The Gee Whiz Factor: Initially just about any light painting picture will look good, but after some experience you will become much more critical and less accepting of merely random or overly regular designs.
Shooting Blind: Unfortunately, today's cameras do not show you the image as the light is accumulating with a long exposure. In addition with a single lens reflex or LCD viewfinder, the viewing system goes blank while you are taking a long shutter speed exposure. You are, in effect, shooting blind. I find that if you view with one eye and then switch to the other eye as the picture is being taken (to see the scene with your eye), that you can do quite well.
Variety: Look for places where there are a variety of lights. The color of these lights become the colors that you will be working with for that photograph. Also look for different intensities of light, such as bright and dim along with reflections (as mentioned earlier in this tutorial).
Flashing lights have a quality all their own. In a moving car, for example, a flashing yellow stop light will produce a series of yellow dashes. In other situations the flashing light, because it is only on intermittently, will be of a lower intensity.

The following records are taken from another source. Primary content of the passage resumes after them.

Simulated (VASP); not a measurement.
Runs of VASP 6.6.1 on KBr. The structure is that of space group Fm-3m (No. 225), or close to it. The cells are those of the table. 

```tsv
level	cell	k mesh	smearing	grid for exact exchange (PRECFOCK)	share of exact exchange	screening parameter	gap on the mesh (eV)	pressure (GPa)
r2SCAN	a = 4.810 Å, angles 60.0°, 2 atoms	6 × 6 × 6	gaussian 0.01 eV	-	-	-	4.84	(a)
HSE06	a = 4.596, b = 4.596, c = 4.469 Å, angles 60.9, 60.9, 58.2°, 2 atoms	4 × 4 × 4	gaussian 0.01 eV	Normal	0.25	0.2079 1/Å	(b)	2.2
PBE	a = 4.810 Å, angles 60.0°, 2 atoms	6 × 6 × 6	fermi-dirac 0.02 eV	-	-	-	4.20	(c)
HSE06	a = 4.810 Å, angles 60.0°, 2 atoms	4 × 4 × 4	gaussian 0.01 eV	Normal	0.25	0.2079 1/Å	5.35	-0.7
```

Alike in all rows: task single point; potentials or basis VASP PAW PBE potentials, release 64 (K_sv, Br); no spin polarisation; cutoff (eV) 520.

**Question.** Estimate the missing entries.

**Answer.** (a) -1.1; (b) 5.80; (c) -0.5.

You may get something totally unexpected. When this happens, pay attention as you may have discovered an entirely new effect. Most lights, for example, will smear, but others will turn into sharp multiple lights (such as this Ferris Wheel photograph). This can be a very dramatic and unusual effect.
Focus: While many successful images will not be sharp like traditional photography, you will, nevertheless, want to focus as accurately as possible on your light sources. Generally you will want sharp points of light to 'paint' with, not blurry ones. A good technique is to turn off the auto-focus and set the camera manually to infinity, assuming your lights are approx. fifteen feet or more away. Also be aware that focus is less critical when shooting with a wide angle setting; yet it can be quite critical when using a telephoto setting.
Hyperfocal Distance: This odd sounding term is an extremely useful setting if you know how to set your lens properly. It is a simple way of getting the maximum clear focus for any focal length, from a near point to infinity. It means simply this: you set your lens to a close distance (the hyperfocal distance) where everything is in focus from that point to infinity. Clear focus will also extend several feet closer to you from the hyperfocal distance as well. A hyperfocal distance exists for every focal length, although it will be much further for an extreme telephoto setting than for a wide angle. In light painting, you can set your camera manually to this setting and then forget about the focus until you change the zoom setting on your lens.
Combinations: You can combine different camera movements, stationary sharply focused objects, relative sharpness and subject movement in just about any way that works. This is uncharted territory and begging for exploration. Enjoy!
In this example, you can clearly see the hood of this old Chevy in sharp focus, and the streaming street lights in the same picture. This happened because the car was stationary relative to the camera (that was mounted on the dash) but the camera was moving in relation to the lights.
The rain drops on my van's windshield were relatively clear since the camera was stationary relative to the windshield, but the street lights streaked as I drove down the highway.
My wife is relatively sharp in this photo because the camera is stationary in relation to her movement (even though she is being jostled around a bit as she drives). However, the lights outside the car are quite blurred because the camera is moving in relation to those lights.